A Parable About User Experience

My step-mother is an avid painter, quilter and traveller, and she’s got lots of photos she wants to share with friends and family. “Friends and family”–remember those words.

For a Normal Human, she’s got decent aptitude with her PC. She worked with them in the latter part of her career, and she’s pretty skillful with the usual set of desktop apps. I got her set up with a Flickr account, and as you can see, she’s been uploading photos, adding descriptions, organizing them into groups and so forth. She mostly figured all that out on her own–she and Flickr can share the credit for that, I think.

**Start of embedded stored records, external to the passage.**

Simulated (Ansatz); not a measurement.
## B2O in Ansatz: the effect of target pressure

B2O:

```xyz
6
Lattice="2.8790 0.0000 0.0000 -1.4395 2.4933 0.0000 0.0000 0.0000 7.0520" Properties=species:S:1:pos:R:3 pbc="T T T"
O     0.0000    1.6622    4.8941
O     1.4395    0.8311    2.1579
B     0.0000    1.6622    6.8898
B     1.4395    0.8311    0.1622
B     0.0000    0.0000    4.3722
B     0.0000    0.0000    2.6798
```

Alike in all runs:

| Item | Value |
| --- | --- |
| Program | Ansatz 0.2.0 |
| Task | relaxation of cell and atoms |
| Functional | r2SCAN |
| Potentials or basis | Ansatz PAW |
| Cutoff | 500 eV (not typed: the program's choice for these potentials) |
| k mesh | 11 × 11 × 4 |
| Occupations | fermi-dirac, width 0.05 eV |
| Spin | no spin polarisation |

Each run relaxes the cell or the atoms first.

Last week, my step-mother sent me an email saying that when she sent her photos to her friends, they could never see them. She wondered if she was maybe sending her friends the wrong URL or something.

After a little investigation, I figured out what the issue was. When she uploaded the photos, she was quite naturally selecting the ‘Private: Visible to Friends’ and ‘Visible to Family’ check boxes. This is total rational behaviour. After all, that’s her audience for the photographs.

Of course, in Flickr land, users need to have accounts and my step-mother needs to identify them as ‘friends’ or ‘family’ before they can view such photos. That’s pretty obvious to those of us who work with Web apps on a daily basis, but we’re only, like, 5% of the general population. Notably, in the pop-up help related to privacy, Flickr doesn’t indicate any of this.

I’m not trying to impugn Flickr or my step-mother here (she gave me her permission to blog about this little use case). I guess this is a little lesson in assumptions, and how web developers need to take care not to make too many.

More and more non-geeks are using these sophisticated sharing and collaboration online tools, which feature a whole schwack of new paradigms for people to understand. The web app needs to be many things to many people. It has to get out of the way of the expert user who’s ready to run, and it has to offer a hand to those taking their first tentative steps.

4 comments

  1. Flickr has awesome help forums as opposed to comprehensive FAQs or menus. i think that’s because the absolute best part of Flickr is the community aspect of it. if you’re lost about something in Flickrland, just ask somebody! i guarantee you’ll get lots of help.

    i took a look at BarefootMum’s site and she has some lovely photos posted and quite nice artwork as well. you might want to teach her about tags and tell her to be adventurous and add some more contacts! i’m impressed though – don’t think i could get my mum even half as far as you got yours.

  2. I think Flickr and others (YouTube) have failed to address part of the real-world paradigm: non-public content for non-subsribers (you know, like mailing a second set of prints to your family). In other words, people want their family pictures reasonably private, and they don’t want to force Grandma to register, login, etc.

    I’ve noticed the same thing with YouTube: if I want to put my baby’s videos on my blog, I have to make them public. Sure the blog is not password protected or anything (grandmas again), but lack of linking keeps it out of the public’s eye.

    What is needed is for these hosting services to not index and display said content to the browsing public. Sure the URL can get into the wrong hands, but then it’s the user’s problem. Not tagging is one way to keep the content as invisible as possible.

    One could argue that such hidden content defeats the purpose of “community,” but I think there is demand for both public and private posting. I suppose it could be a service upgrade for paid accounts, but if it is, it hasn’t been advertized to me.

  3. I finally joined Flickr this weekend and needed to do the same thing: share some wedding pics with certain folks who aren’t necessarily members. It took me a while but I found that there is an option to create a ‘guest pass’ for a set of photos. I think it was a link to ‘share this set’ or something like that.

    One thing I was surprised by was how difficult it is to find the link to upload photos. To my brain it seems quite misplaced under the “You” tab.